Tuesday, August 20, 2013

It's All Up To You

While I was out to lunch with my cousin, I came across this sign....
 
 
This made me think that I keep forgetting to remember how relevant my attitude, my behavior, my actions, my reactions, and my choices play in my story and those closest to me. 
 
"So much in life depends on our attitude. The way we choose to see things and respond to others makes all the difference. To do the best we can and then to choose to be happy about our circumstances, whatever they may be, can bring peace and contentment."

President Thomas S Monson
The Church of Jesus Christ
of Latter Day Saints

I can choose to be angry and feel cheated about the unfair hand life dealt me.  I choose to make lemonade out of my lemons. 
 
Yesterday, I wanted to surprise my husband and weed. I have to be very careful because leaning forward can cause migraines and the pain in my legs increases. He has forbidden this activity. But, me being me: I don't like having limits placed on me, I push myself to do things. Challenge on.
 
So, while trying to pull weeds, keep my head level, my legs positioned just so, and avoid creepy crawlies I received a shocking jolt of cold water raining down upon my face and body. The cold water took my breath.  My mind was not quick to process this situation. Finally my wet self yelled, move it. 
 
Now I am not much quicker than the fasted of turtles. I rolled this way, then that trying to get out of the mud and onto the grass. You would have thought the weeds had come to life making shackles at my ankles and wrists.  My inability to respond with any speed made me shriek.  Incredible! 
 
During my ordeal my sons believed this scene was hilarious.  Really, what kind of warped sons have I raised. Laughing at a gimpy old lady. I should have known they wouldn't come to my rescue. 

Doomed, my failure to give a Weed free flower bed. To top it off I was looking like a drowned rat. Now I had nothing to lose and I joined in the laughter. 
 
After all that, I was able see the joy my predicament brought to my sons.  I was successful in bringing unexpected joy. I cleared a 12 x 18 patch of noxious beasts. 
 
The joy and laughter I shared with my sons is memorable and I have more lemonade. Love to be brimming with the lemonade. 
 
I have taught my sons that we must take the high road in our experiences. To forgive, move forward, and be an example. 
 
Sadly, even at this stage of my life I am still learning how difficult it can be when someone you regard in high esteem lets you down and breaks your heart. 

I'm going through the process of trudging up the rocky, creviced, thorny, stinging nettled road. 

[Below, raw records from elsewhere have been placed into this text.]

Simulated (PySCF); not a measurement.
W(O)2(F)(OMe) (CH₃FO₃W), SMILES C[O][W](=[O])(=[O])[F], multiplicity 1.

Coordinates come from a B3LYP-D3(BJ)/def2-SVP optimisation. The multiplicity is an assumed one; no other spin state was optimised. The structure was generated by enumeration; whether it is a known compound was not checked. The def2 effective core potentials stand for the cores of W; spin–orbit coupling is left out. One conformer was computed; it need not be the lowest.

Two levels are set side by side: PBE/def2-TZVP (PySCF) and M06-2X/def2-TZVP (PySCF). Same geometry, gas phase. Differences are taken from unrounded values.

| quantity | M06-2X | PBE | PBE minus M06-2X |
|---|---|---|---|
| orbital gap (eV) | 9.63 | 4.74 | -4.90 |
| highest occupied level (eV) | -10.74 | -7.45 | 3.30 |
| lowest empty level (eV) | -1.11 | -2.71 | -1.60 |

In relation to this, I was talking with my youngest son. We discussed the poem by Robert Frost, entitled The Road Less Traveled. We came to the conclusion that an apropos interpretation of life's road less traveled is giving forgiveness, love, kindness, generosity, and service to those that hurt us. 
 
We need to let go of those heavy burdens. Those words and emotions of blight. It's hard. Life Is Hard! You can heal, have laughter, make progress and yes do hard things. 

I choose to take the road less traveled. It isn't easy, but I can do hard things. It's my journey. I get to choose the beauty I create.